Give her chance and time to prove SC independence
CHIEF JUSTICE Maria Lourdes Sereno started early to move the Supreme Court out of the heat of contentious publicity with the policy discouraging interviews with the media.
In her first policy statement days after President Aquino swore her into office on Friday, Sereno explained her decision: “Wisdom leads me to seek to return the Supreme Court to its days of dignified silence—when justices were heard through their writings and when the actions of the Court were best seen in their collective resolutions.”
The policy was announced in the wake of public reactions to her appointment raising doubts over the independence of the high court under her leadership in the light of the fact that (1) she is the first appointee of the Aquino administration, and (2) her opinions in the high court as associate justice, especially on the compensation to be paid to the Cojuangco clan for the expropriation of Hacienda Luisita under the Comprehensive Agrarian Reform Law.
With these issues hovering over Sereno’s head, her opinions in the high court over the past two years have come under close scrutiny. At first glance, the decision to restrict interviews may signal the descent of a curtain of secrecy on the high court. But a more careful reading of the policy statement will show that it does not warrant the instant apprehension that it is laying down the grounds for a secretive or nontransparent Supreme Court, which is not the place for suppression of information. I am inclined to agree with some words of caution aired by some critics of the administration, including the Catholic bishops and members of the bar, to give her the chance and the time to prove the independence of the high court through her writings in prospective decisions involving its relations with the political branches of government.
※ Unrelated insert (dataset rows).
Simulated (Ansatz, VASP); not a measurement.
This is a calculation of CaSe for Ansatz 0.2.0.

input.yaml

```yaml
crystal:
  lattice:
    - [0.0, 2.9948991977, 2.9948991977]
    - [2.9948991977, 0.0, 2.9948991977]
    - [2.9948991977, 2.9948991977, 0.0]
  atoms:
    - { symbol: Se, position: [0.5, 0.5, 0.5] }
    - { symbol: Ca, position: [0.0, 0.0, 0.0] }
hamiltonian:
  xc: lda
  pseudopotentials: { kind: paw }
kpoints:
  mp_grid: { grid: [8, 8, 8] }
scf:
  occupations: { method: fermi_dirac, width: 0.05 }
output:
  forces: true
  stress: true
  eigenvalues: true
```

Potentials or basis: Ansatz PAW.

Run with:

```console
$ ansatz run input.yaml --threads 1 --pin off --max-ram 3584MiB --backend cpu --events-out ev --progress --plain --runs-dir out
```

In other words, it is wise counsel that lets us give her enough rope to hang herself—through her own words.
A key phrase in her statement is that the judiciary “is not a political branch of government.” This is, at the same time, a reminder to the appointing power that the high court is not a subsidiary of the executive branch and of Congress.
In laying down the ground rules of the high court’s relations with the media, Sereno explained that granting interviews would require her time and effort—coming to an agreement with the media about the length and scope of the interviews, scheduling and other operational details, in addition to preparations that would divert from the need to devote her attention to the urgent problems of the judiciary.
She pointed out: “[The judiciary’s] role is unique among public institutions. It is constitutionally designed to be deliberate, accurate, sober and carefully balanced before arriving at its decisions and in their presentations.” She aired the assurance that the high court “will act with due speed in discharging its role, but the outcome of all its actions must be clear, categorical and not easily given to change.”
“It must thus exert efforts to minimize susceptibility to misinterpretation,” Sereno said. “For the Court to return to its golden days, then the Chief Justice must respectfully decline all these well-meaning requests for interview.”
This is a mouthful to say to the media on how not to waste her time in interviews, and her statement on how the media should properly deal with justices sounds a bit too oafish and pompous. Thus, when the media’s interview requests and questions are vetted and mercifully granted, it might be a good point to remind justices, including chief justices, that no matter how brilliant they are, journalists expect sensible and nuanced explanations, not condescending lectures. That would be a waste of time for journalists as well. We do our homework and background research when we ask for interviews.
I was a court reporter for more than a decade. In those golden “days of dignified silence” of the Supreme Court, before the digital age of the social media, before Twitter and Facebook, the journalists of the “old school” relied solely on the copies of promulgated court decisions—many of which were well-written and gems of judicial judgments—and the journalists turned out judicially literate reports. It has been only in recent years, when the courts were highly politicized, especially during the political trials involving some justices, that the Supreme Court created the office of the spokesperson, to interpret the tribunal’s decisions to journalists. The high court under the new leadership would do well to abolish the redundant position and leave the job of explaining its decisions to the Chief Justice and her staff in order to have only one authoritative explanation.
The only problem here is that if the Chief Justice takes on the role of rationalizing controversial decisions of the executive branch, then the high court becomes a surrogate of Malacañang.
In a speech on National Heroes Day, President Aquino, after swearing in Sereno, described her mission. In what was reported in the media as his “marching orders” to his protégé, the President said: “I expect that you will weigh your judgment and decisions so that the people’s trust in the institution you’re heading will be restored. The people’s mandate to you is: Let the fair system of justice prevail. It should be impartial to either the rich or poor, the ordinary Filipinos or the powerful.”
It is inaccurate to call the speech “marching orders.” It affronts the independence of the Supreme Court. In our jurisdiction and political ambience, presidents do not issue such orders to Supreme Court justices. He is not talking to grade school pupils. The Chief Justice is presumed to be the most learned authority of the laws of the land.